Deliveroo, the on-demand delivery service for restaurant food, has begun investing in its own kitchen space, as a means to help solve the supply-side problem and expand the offering.
Dubbed RooBox, the startup has launched an off-site kitchen initiative that is bringing restaurant brands to areas of London that have a large residential population but are currently underserved in terms of available restaurants via the Deliveroo app (or otherwise).
The idea, Deliveroo co-founder Will Shu tells me, is to help the service expand to more areas (specifically those where supply isn’t currently meeting demand) and sees the company making the up front capital investment of each so-called RooBox but declined to offer any further details of the commercial contracts its signed with participating restaurants.
The draw for restaurants participating, however, is certainly to lower the risk and commitment normally required for them to begin offering delivery in a new area of the city. Deliveroo can’t expand without restaurant supply and now it’s telling restaurants it will not only bring the customers but can also supply the kitchens.
At launch, which I’d heard actually happened some months ago, Deliveroo is providing equipped kitchens to Tommi’s Burger Joint and Yoobi Sushi. I also understand that currently each RooBox is being used by a single restaurant brand only.

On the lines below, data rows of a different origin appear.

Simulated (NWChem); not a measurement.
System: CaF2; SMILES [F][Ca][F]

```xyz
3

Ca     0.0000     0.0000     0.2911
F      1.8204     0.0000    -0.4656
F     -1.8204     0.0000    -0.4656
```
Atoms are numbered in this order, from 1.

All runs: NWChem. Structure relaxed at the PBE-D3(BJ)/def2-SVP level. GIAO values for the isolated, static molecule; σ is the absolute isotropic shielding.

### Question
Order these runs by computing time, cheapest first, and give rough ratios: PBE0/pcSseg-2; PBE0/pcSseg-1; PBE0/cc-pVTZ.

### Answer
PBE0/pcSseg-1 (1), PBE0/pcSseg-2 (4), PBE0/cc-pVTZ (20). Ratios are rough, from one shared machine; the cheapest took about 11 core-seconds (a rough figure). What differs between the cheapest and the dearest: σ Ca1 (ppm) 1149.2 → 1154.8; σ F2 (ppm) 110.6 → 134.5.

However, it’s easy to see how, should the model prove effective, the company could build out much larger kitchens that house multiple restaurant brands, which would undoubtedly help streamline the model further. There are obvious logistics advantages to centralised kitchens where the sole way of getting orders out the door would be Deliveroo.
That said, Shu was keen to stress that, at least for the time being, this is really about better customer service and expanding to more locations within a city. (Deliveroo still isn’t available in my area of London, which I hope Shu is becoming tired of hearing.)
“Deliveroo’s on a mission to transform takeaway, and RooBox is an exciting step towards that,” he says in a statement. “Not only will this expand the options available to customers in areas of limited restaurant supply, but it also helps our partner restaurants expand to new areas at low risk.”
It also means the startup, which is backed to the tune of $200 million, is able to stick to its hyperlocal delivery zones — a 2km radius, apparently — rather than risk food arriving cold or not expanding into a particular area where there is a large residential population but not the types of “quality” restaurants that fit with the Deliveroo positioning (hello Just Eat, Hungryhouse et. al).